McCain’s dimming star

The China Post news staff

The superstitious Chinese tend to believe that every emperor, king, or potential ruler of a country has a star in the sky. An astrologer could tell the fate of such a potentate by star gazing. For example, Ma Ying-jeou’s star today is no doubt brighter than Chen Shui-bian’s. In the United States, John McCain’s star looks dimmer than Barack Obama’s, especially after the third and last debate on television between the two presidential candidates. McCain, 72, the Republican Party’s standard bearer, was rated as a loser to his Democratic rival Barack Obama, 47.

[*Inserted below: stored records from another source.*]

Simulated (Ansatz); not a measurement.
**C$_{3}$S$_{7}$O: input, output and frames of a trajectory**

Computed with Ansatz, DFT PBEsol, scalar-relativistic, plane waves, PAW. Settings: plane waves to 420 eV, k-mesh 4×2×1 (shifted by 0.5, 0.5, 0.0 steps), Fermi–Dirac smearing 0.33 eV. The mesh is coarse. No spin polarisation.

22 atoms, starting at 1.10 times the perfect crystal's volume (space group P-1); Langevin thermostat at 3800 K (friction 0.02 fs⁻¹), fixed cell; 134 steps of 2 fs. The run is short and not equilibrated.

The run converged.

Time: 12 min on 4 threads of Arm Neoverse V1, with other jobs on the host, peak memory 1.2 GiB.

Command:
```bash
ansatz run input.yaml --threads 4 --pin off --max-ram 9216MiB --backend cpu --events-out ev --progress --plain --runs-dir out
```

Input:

If McCain loses on Nov. 4, it will not be because his opponent was too strong. It would be hard for any Republican candidate to win the election after an eight-year, disastrous reign by a Republican president. The disgruntled voters are longing for change. The financial tsunami sweeping America and the rest of the world occurred on President George W. Bush’s watch. Who is to blame for the catastrophe? The simplistic answer is Bush and the GOP, whose laissez faire economic ideology is at the core of the financial storm. Obama’s appeal for “change”— change of regime, change of ideology, change of course — is irresistible. “Are you better off today than you were eight years ago?” How many voters would answer yes? “Can we afford four more years of the same?” Obama asked. Although McCain, the self-described “maverick” said “I am not Bush,” he cannot wash his hands clean because of his “original sin.” So, his star is dimming, even with the help of a bright star-running mate Sarah Palin, the young and attractive governor of Alaska.